Brazil: Rising to the Challenge

18.11.2009 By: Transfer based on The Economist

Brazil’s arrival onto the world stage was symbolically marked last month by the award of the 2016 Olympics to Rio de Janeiro and the good news that it will host the football’s World Cup in 2014. Brazil has been shown its strength and flexibility during the recession: after a late downturn it came out quickly and is growing again at an annual rate of 5%. With big new deep-sea oilfields being explored and ready to be expanded, the country can secure its place on the world market. With these statistics the country proves to be truly part of those emerging titans called BRIC (Brazil, Russia, India and China) and should be taken serious, despite of its image of chronic political instability.

One should rather focus on Brazil’s attraction as a democracy without significant internal conflicts and with a governmental focus on reducing searing inequalities. Or take into account the positive side effects of the friendly relations it maintains with their neighbouring countries. Besides that, Brazil’s export offer can be called versatile and in general foreign investors are being treated with respect. In combination with a smart social policy and boosting consumption on the home markets, Brazil can take the role as an example, not only for the emerging markets, but for the world in general.

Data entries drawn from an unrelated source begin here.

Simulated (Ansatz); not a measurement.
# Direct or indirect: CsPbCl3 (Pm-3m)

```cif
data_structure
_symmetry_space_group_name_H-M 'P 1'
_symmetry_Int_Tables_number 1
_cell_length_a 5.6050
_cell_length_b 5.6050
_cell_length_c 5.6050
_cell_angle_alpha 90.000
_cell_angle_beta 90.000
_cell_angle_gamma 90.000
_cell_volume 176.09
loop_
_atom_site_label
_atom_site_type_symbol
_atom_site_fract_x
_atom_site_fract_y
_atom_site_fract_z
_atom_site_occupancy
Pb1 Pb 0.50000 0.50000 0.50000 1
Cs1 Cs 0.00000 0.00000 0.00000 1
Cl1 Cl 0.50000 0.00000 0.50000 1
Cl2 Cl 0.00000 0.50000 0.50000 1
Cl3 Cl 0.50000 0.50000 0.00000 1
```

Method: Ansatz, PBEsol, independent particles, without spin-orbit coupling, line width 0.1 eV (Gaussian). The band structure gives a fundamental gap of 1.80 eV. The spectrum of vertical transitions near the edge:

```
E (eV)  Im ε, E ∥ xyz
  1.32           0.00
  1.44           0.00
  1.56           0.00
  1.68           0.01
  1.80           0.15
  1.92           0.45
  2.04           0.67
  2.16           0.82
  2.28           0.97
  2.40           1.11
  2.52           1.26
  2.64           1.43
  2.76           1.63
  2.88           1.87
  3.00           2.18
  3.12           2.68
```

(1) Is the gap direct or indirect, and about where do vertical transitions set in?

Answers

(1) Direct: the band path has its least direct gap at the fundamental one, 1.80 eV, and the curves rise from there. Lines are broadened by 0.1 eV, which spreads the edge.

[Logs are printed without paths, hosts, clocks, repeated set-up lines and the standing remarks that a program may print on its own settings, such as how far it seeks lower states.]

Experts call Brazil’s emergence which started almost twenty years ago, a steady one. After having put a force on making economic policies controllable and accessible, the door to foreign trade and investment was opened. Privatizing state industries like oil, mining, aircraft, steel and meat, gave companies like Petrobas, Vale, Embraer, Gerdau and JBS the possibility to grow and become the multinational they are today. But also smaller companies are prosperous these days with an ever growing lower-middle class.
If Brazil succeeds in managing its government expenses successfully and more efficiently and focuses more on education, infrastructure and fighting crime in the big cities, the country is expected to become the fifth economy of the world within the next two decades.